A confession, of sorts
Posted in Publishing in the 21st Century on 11/18/2009 04:12 am by BirdieI’ve spent perhaps thirty years focusing on the college market for publishing (after a career as partner in a poetry press. Rationally, I chose it as an easy market (to which I had sold a title by accident), with texts required in humanities classes, year after year.
But, just in the past few days, I’ve experienced the resurgence of a guilty feeling dating from my two years in the Peace Corps as a teacher. I hadn’t been trained as a teacher specifically, but I was eager to “help save the world” in whatever way I was needed.

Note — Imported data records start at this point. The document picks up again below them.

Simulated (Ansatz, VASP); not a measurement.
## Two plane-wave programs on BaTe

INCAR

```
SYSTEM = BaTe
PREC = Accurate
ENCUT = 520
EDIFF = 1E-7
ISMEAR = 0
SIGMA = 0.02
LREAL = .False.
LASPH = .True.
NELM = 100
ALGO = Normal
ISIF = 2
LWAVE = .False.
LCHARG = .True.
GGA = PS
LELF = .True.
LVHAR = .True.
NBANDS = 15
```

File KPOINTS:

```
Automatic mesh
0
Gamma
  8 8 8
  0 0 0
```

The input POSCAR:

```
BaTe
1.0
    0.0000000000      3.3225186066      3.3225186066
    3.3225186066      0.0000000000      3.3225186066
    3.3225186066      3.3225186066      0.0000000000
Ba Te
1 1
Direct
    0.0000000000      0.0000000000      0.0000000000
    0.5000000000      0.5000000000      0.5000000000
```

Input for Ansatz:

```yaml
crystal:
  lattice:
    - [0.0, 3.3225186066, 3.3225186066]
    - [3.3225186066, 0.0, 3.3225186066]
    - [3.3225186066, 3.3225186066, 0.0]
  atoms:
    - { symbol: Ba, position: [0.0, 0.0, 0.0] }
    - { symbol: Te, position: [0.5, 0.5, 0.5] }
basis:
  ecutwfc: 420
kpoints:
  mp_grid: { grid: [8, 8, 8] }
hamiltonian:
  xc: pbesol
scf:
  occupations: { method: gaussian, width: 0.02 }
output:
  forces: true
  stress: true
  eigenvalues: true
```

The system, carried over from the British style of education, decreed that at the end of Standard Eight, students across the nation would take an exam, and only one-quarter of them would pass and go on for further education. Maybe I didn’t take it seriously enough, or understand the great pressure this put on abandoning regular classes so as to “game the system” by studying previous year exams, cramming, improving test-taking skills. Our performance was below average when the expectation had been that our presence would have increased the school’s chances. As I recall, seven of the 45 students passed. And perhaps the greatest injustice was that the head monitor, who had been head monitor even when he was in the Seventh Standard, did not pass. I was not invited to stay for the final quarter of schooling, though my roommate did stay.
I now believe that my intense focus on the transition from high school to college, which was also personally difficult for me, was compounded by my failure as a teacher. What would I teach myself, or students like myself, in order to succeed in education? What should I have known, or done, in Tanzania to help shape the lives of the students in my classes?
I’ve been content to step back from the classroom, and instead help supply the teachers with materials for that paradigm. Teach the teachers, teach myself. Does that work better? I can’t say. It does begin to explain to myself why I do these things, repetitively, over and over again. Perhaps that is my neurosis, or rut. Perhaps it is the meaning of my life.